Earlier today, Jason Miks, an editor at the Australia-based magazine The Diplomat, asked me to comment on US Admiral Robert Willard’s remarks last week on the pace of Chinese military modernization and its implication for Taiwanese security. Part of my comments appeared in his entry here. What follows is what I provided Mr. Miks with in its entirety.
US Admiral Robert Willard’s comments are nothing new. China is a rising power and power projection is part of that, as has occurred with other rising powers in the past.
What’s more difficult to rationalize, however, is how little attention Beijing seems to be paying to the message that this sends at a time when the region, the US and especially Taiwan are increasingly concerned about China in terms of its ability to act as a responsible stakeholder. The Google case, disputes over trade and possible currency manipulation (among others), have only exacerbated those fears.
From a Taiwan perspective, every sign of modernization and build-up undermines President Ma Ying-jeou’s efforts to sell his cross-strait policy of détente. It makes it increasingly difficult for him to say, with a straight face, that Nature, not the People’s Republic of China (PRC), is now Taiwan’s No. 1 enemy, a comment he made not long after the Typhoon Morakot disaster in southern Taiwan in August last year.
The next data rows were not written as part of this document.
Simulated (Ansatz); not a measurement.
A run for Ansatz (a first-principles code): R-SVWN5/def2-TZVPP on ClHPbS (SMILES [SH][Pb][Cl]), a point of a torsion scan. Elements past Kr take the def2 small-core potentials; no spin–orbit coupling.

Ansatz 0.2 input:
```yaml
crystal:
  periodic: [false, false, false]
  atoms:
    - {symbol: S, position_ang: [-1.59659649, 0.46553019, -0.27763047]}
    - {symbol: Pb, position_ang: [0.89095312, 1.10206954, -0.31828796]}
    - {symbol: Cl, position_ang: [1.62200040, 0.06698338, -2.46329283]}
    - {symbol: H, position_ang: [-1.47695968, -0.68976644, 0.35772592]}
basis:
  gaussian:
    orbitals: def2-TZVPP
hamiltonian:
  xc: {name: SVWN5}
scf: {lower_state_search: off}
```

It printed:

Also worrying — and I’ve written about this before — is the fact that growing cultural and business exchanges are making it easier for China to spy on Taiwan, which, coupled with increasingly modern capabilities, would make it easier for the People’s Liberation Army to identify key targets, or even engage in sabotage in Taiwan prior to a military strike.
There is no doubt that Taiwan’s defense apparatus has lost its edge over China, especially since the Ma administration has advocated a more “peaceful” approach toward the PRC by being less “provocative” and holding fewer — and smaller — military exercises simulating a Chinese invasion. The Taiwanese military is therefore less prepared, at a time when the People’s Liberation Army is becoming stronger. This shows us that while Ma and his advisers may believe in the benefits of their policy of détente vis-à-vis China, Beijing wants to keep all its options open and to be ready if the necessary option turns out to be force.
Of course, Beijing and security experts have made the case that the modernization of the PLA is not solely aimed at Taiwan, and to a certain extent that’s true. Submarine-launched ballistic missiles (SLBM), for example, or the SA-20 PMU-2 missile defense system it has purchased from Russia to defend key areas like cities and the Three Gorges Dam, for example, have applications that go beyond a Taiwan contingency. But the problem, from Taiwan’s perspective, is that all those systems also have applications in a Taiwan contingency. In other words, even dual-use systems that can be rationalized as being part of the natural growth of a rising power can apply to a Taiwan scenario. True, the village bully could use his brand new baseball bat to play baseball, but given his tendencies, can we entirely ignore the possibility that he could use that same item to beat neighboring weaklings with it?
Lastly, China could be using military expansion to send a political signal to Washington: As long as you keep selling weapons to Taiwan, we’ll continue expanding (it’s no coincidence that China successfully tested a missile defense system just as the US was about to announce the US$6.4 billion arms package to Taiwan, which includes the PAC-3 missile defense system). This growth could also be used as a means to signal that the cost to US intervention in a Taiwan scenario would be such that Washington should think twice about coming to Taiwan’s assistance; in other words, with each addition to its offensive system (and provided the US does not increase its own forces in the region), the cost-benefit analysts for decision-makers in Washington regarding the entry into a conflict in the Taiwan Strait becomes increasingly in favor of non-intervention. If you look at those systems, many are intended as “area denial” weapons, which would force US deployments to stay further away from the Taiwan Strait, while others are now capable of targeting US bases in places like Okinawa, which also has serious implications for the risk to US forces in the region and could accelerate moves to relocate those forces further away, such as in Guam, which would add to the deployment time should the US need to come to Taiwan’s assistance.